LiveRebel 1.0: No-Downtime Production Updates
ZeroTurnaround's LiveRebel 1.0 aims to alleviate downtime and lost sessions in server deployment automation. According to Jevgeni Kabanov, CTO of ZeroTurnaround, "most application updates are in the off hours with downtime. Those who do try the one-server-at-a-time thing aren't terribly happy. There is very little tooling support and the process is largely manual and partially scripted. InfoQ had an opportunity to speak with Zero Turnaround.
InfoQ: Can you provide any details on the complexity/size of customer deployments currently using LiveRebel?
Since we are talking about beta deployments, they are mostly smaller deployments, though some 100+ server production deployments are coming in the near future.
InfoQ: Is the focus on single node applications (WAR, EAR, JAR) or can liverebel handle more complex multi-node deployments?
We can handle all kinds of deployments, including clusters of unlimited size and even elastic cloud deployments.
InfoQ: Under what cases would LiveRebel be preferred over a more traditional methods available (i.e. upgrading a single server in a cluster at a time)?
Here are the conceptual reasons:
- Restarting servers one at a time takes a long time and for small changes gets expensive
- In case of any state structure changes in the application, session migration fails. Session drain can take forever if the app is actively used.
- In case of any change in database structure or remote APIs, the old and new version of the application may not be compatible and in that case cannot be ran in parallel.
InfoQ: What users can look forward to in the next release
LiveRebel 1.0 is very minimalistic. In the near future we will add:
In the long term we plan to address multiple critical deficiencies that we see in the current application life-cycle management offerings.
- a Hudson/Jenkins plugin,
- automatic and manual handling of state changes (e.g. an added field),
- database update integration as well as integration with some app lifecycle management products.
Features in the release include:
- A fully scriptable server and web console that can manage single-node, clustered or cloud Java EE applications of any size on any container.
- Versions each class and resource individually instead of reloading the whole application, avoiding the problems associated with container redeployment and rolling upgrades.
- Roll out updates instantly and opaquely to the users. Code is updated in-place, preserving all existing state.
- Uses an all-Java JVM plugin (-javaagent) on the nodes causing a 3-5% performance overhead.

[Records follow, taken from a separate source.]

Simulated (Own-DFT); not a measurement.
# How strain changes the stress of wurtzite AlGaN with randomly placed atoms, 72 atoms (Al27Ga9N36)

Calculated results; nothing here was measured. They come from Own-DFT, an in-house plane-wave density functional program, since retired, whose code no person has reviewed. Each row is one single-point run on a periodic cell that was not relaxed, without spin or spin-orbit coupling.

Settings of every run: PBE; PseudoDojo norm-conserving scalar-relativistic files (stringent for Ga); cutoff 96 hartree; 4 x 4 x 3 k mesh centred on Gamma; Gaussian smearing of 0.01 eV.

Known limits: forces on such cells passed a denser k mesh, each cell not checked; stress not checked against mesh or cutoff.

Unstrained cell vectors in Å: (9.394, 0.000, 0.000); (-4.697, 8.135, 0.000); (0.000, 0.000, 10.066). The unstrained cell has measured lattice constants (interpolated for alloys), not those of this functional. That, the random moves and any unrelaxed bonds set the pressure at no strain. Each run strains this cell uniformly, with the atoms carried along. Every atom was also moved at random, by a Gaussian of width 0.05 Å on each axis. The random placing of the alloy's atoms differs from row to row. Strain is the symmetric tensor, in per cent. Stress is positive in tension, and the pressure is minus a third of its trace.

However, there are some limitations. Although LiveRebel handles all changes to resources, it does not support:
- replacing the superclass
- implementing a new interface
- managing changes to JAR's that do not include the liverebel.xml file (most likely encountered when upgrading 3rd party JAR and supporting libraries)
Additionally, because LiveRebel cannot create new state, the following types of changes may have undesired side effects:
- Adding new instance field or renaming an existing one will cause existing objects to have it initialized to null
- Changing constructors will only have effect on objects created after the update
- Generally changes to various initializers will not take effect on existing objects
A recent survey that ZeroTurnaround conducted, confirmed the need for LiveRebel. It pointed out that server deployment automation is the exception rather than the rule (especially for 2-50 server range that made up the majority of the respondents) and that downtime and loss sessions is an acceptable practice, something that ZeroTurnaround wants to change : "Migrating user, application and database state in an environment
rich with fragile dependencies is the everyday reality of updating the java applications, which we want to change to the better."